Wednesday, June 17, 2009

Nothing Changes in Richmond

I started reading Roger Mudd's The Place to Be: Washington, CBS, and the Glory Days of Television News this morning, and his story starts in Richmond, at the News Leader where he got his first job, replacing a reporter who was out on maternity leave. The year was 1953 and what was amazing to me (besides there being a female reporter who was going to come back after having a baby) is he talks about the same people I encountered when I arrived there 20 years later -- Charles Hamilton, John Leard, Charlie McDowell, and Guy Fridell.

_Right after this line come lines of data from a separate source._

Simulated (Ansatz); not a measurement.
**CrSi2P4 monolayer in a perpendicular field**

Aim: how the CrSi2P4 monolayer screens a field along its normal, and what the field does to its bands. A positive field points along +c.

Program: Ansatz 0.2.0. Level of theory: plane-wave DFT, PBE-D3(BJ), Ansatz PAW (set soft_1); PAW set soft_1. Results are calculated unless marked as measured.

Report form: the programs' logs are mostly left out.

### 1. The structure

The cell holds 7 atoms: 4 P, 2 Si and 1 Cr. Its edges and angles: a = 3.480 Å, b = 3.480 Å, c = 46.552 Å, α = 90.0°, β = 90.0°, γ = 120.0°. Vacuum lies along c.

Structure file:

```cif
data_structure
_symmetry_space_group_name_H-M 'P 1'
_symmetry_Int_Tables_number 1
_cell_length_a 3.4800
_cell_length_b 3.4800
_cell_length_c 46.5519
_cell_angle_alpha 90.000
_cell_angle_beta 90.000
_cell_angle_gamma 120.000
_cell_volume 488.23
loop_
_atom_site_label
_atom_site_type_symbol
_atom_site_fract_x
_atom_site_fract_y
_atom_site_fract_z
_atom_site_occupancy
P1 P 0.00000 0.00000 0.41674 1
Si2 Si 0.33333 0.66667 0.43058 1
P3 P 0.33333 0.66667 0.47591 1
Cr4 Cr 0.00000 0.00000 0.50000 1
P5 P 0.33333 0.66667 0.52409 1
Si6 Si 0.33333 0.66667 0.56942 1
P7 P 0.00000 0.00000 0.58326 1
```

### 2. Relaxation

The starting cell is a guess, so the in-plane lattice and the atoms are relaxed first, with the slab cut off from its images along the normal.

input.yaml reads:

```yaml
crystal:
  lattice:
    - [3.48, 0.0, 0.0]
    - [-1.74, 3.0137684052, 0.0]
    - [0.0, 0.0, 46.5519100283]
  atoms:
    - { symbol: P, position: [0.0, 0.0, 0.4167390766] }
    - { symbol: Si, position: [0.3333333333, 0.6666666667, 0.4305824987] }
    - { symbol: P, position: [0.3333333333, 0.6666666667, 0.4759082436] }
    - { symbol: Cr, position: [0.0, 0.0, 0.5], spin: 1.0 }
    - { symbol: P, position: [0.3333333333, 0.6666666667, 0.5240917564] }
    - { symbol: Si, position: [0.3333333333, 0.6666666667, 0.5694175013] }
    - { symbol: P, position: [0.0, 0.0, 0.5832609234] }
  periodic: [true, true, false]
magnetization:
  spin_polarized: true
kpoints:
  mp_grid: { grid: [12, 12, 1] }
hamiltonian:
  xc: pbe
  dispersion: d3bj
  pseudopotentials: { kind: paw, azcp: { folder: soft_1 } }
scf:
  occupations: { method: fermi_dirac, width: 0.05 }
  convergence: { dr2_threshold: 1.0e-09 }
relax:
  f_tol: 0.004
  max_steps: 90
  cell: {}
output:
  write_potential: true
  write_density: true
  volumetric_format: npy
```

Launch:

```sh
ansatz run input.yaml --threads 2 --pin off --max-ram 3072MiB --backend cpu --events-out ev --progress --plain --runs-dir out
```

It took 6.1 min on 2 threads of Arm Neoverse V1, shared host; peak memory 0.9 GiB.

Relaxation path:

All of them still had jobs at Media General decades later. McDowell and Fridell were columnists. Hamilton had been booted upstairs to the executive floor where he was put in charge of the employee newsletter, and he wasn't happy about that one bit. Because I wouldn't flirt with him or otherwise play nice, he sidelined my professional career. It took me several years to discover that he was the reference that was tripping me up. I swore I was going to show up at his funeral to glare at him, but he lived a very, very long time, and by the time the obituary appeared, I had lost my steam. There was so much sexual harassment going on back then anyway. He wasn't the only one.

But my point is, back then the newspaper was so reluctant to change, even when the person was old, retired, and completely out of it, Media General found a job they could do so they could keep writing or keep coming to the office to sit behind a desk, even if they didn't have anything to do. One old guy had his wife drive him in from Barboursville twice a week so he could sit in his little glass cubicle and turn in his column, with the date line Barboursville. He actually died in that little cubicle one Labor Day weekend.

Mudd writes that black preachers could not be called The Reverand. Only white preachers could have the capital The. The blacks were just Rev. He also reported living in Baltimore Row in the "historic district." Where is this Baltimore Row?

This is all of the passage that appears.